In one writer’s estimation, the Orioles have the worst farm system in baseball. So...that’s not ideal.

MLB: Spring Training-St. Louis Cardinals at Baltimore Orioles Douglas DeFelice-USA TODAY Sports

Good morning, Camden Chatters.

OK, look. The Orioles are going to be terrible this season. They’ll probably have the worst record in baseball. I know it. You know it. And the Orioles certainly know it. But at least help is on the way in the minor league system, right?

Well...maybe not. As Mark Brown discussed yesterday, the Orioles ranked dead last in Keith Law’s 2019 farm system rankings on ESPN. Ouch.

That is, of course, just one man’s opinion, although Law is one of the go-to pundits for prospect evaluation. He’s not just throwing darts here. And even if you think he’s being an overly harsh grader, most minor league experts agree that the Orioles’ overall system ranks somewhere in the bottom third of the league. The O’s have several intriguing prospects who could develop into solid players, but few if any are projected to be future stars.

So as the Orioles’ prospects make their way to the majors, don’t expect them to immediately turn the team into a contender. Mike Elias and his staff have a lot more work to do to replenish the Birds’ talent, up and down the system. If nothing else, the organization should get a nice shot in the arm in June, when the Orioles hold the first overall pick in the amateur draft (and the first pick in every round thereafter).

It’s going to be a long process. But that’s what we signed up for, isn’t it?


Baltimore Orioles: Top Ten Prospects Heading Into 2019 - Birds Watcher
Speaking of Orioles prospects, Birds Watcher chimes in with their staff’s top 10. Can’t argue much with these, and the usual names — DL Hall, Ryan Mountcastle, and Yusniel Diaz — make up the top three. (Oh, uh...spoiler alert.)

Hyde: “I know our players are unbelievably energized” - School of Roch
It’s easy to be energized when the season starts. The trick will be staying energized in August when the club is careening toward another 100-loss season. Hyde, at least, seems up to the challenge.

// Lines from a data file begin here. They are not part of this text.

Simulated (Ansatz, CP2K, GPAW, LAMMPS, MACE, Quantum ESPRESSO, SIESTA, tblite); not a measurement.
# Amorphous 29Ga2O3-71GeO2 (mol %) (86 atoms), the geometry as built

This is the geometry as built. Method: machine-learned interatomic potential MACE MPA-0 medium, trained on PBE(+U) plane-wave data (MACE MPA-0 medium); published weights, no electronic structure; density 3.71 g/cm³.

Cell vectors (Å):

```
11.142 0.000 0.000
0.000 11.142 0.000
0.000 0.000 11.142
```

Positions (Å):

Pre-spring training edition: 10 questions for O’s fans - Steve Melewski
Sisco, Mullins, Stewart, under, waaaaaaay under, under, Phillies?, Cobb, Givens, Martin. What say you?

Is this finally the year for Orioles’ Hunter Harvey? -
Hunter Harvey says he’s healthy. Of course, he’s said that before, and it’s always been immediately followed by a devastating injury. But hey, maybe this time it’ll actually hold true. The O’s could use some good luck.

Orioles birthdays

Is today your birthday? Happy birthday! You share your day with four ex-Orioles, including Hall of Famer Roberto Alomar (51), who had three sensational years in Baltimore from 1996-98. Alomar won two of his 10 career Gold Gloves and made three of his 12 career All-Star appearances with the Orioles, batting .312/.382/.480 with 50 homers and 210 RBIs in that three-year stretch, which included two postseason appearances. Alomar has to be considered one of the best free-agent signings in Orioles history.

Other ex-Orioles with birthdays today are one-year relievers Ryan Webb (33) and Chris Brock (49) as well as Chuck Diering, a utility guy on the inaugural Orioles from 1954-56. Diering, who died in 2012 at age 89, would have been 96 today.

And last but not least, today is the birthday of the best person I know, my awesome wife and the queen of Camden Chat, Stacey. There’s nobody I would rather spend my time with — especially when we’re commiserating over the Orioles together. And did I mention she’s a fantastic mother? As I write this, she’s doing a little song and dance routine to encourage our 18-month-old to eat her food. Happy birthday, Stacey!